The new Ballpark Digest went live today.
There were over 2,500 legacy articles that needed to be imported this time around, and preserving their search engine placement was a little more important because the site was pretty well indexed. I had to pick up one new trick, too:
Not having any legacy i.d. numbers to work with during the import, I ended up having to figure out the legacy URLs on my own. I knew the article were, at least, in the proper order, so at the beginning of the import data, the second article in the list had an i.d. of “2″, the tenth in the list had an i.d. of “10″, etc. Unfortunately, that 1-1 mapping broke down the first time an article was published then taken down, because my import data didn’t note missing articles. By the time I got to the 2,000th article, the relationship between import row and legacy i.d. was off by a pretty substantial amount.
I grabbed the RBing gem and automated the process of searching by article title and using the URL I got back to figure out the article’s old i.d. and URL. That didn’t work perfectly, because there were some gaps in Bing’s indexation of the site. So I had to write a second script that ran down the list of articles and looked at each i.d., applying the following algorithm:
If the article i.d. was one greater than the i.d. of the article before it, and one less than the i.d. of the article after it, I assumed it was o.k.
If the article i.d. didn’t match the above criteria, but the i.d. of the article after it was two greater than the i.d. of the article before it, I assumed the real page for that article had failed to be indexed, and I assigned it an i.d between those of the articles on either side of the sequence.

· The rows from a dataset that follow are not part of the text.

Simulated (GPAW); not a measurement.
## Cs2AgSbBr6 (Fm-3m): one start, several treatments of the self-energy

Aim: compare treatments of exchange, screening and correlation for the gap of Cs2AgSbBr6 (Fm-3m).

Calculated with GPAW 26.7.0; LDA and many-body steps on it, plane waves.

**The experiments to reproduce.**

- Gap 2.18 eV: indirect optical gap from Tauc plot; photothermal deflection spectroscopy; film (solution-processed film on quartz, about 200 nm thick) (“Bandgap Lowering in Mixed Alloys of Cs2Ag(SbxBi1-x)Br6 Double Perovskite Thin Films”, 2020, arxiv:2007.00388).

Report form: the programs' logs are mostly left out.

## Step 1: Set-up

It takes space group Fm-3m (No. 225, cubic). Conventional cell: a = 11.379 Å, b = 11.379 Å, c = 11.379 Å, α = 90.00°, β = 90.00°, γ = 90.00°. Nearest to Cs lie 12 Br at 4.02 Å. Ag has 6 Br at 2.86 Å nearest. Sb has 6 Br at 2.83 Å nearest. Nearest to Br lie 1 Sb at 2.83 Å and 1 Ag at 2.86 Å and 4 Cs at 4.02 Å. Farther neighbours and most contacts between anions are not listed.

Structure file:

If the article i.d. didn’t meet either of those criteria, I flagged it for review.
Most of the time, the ones that were flagged for review were part of a streak of articles that hadn’t been indexed properly to begin with, so the best result Bing could produce was an easily recognizable archive page URL. It was easy to consult the list and see sequences like this:
Clearly the third through sixth articles in the list had to be 455, 456, 457 and 458. I felt a little guilty for not taking the time to work out a way to do that programatically, but there were only three or four sequences like that so I sucked it up. There were also a few sequences where there was no discerning the proper sequence, but that list totaled fewer than 15.
Once all the i.d.’s were straightened out, I wrote a script to generate the redirects, and plopped it into the site .htaccess.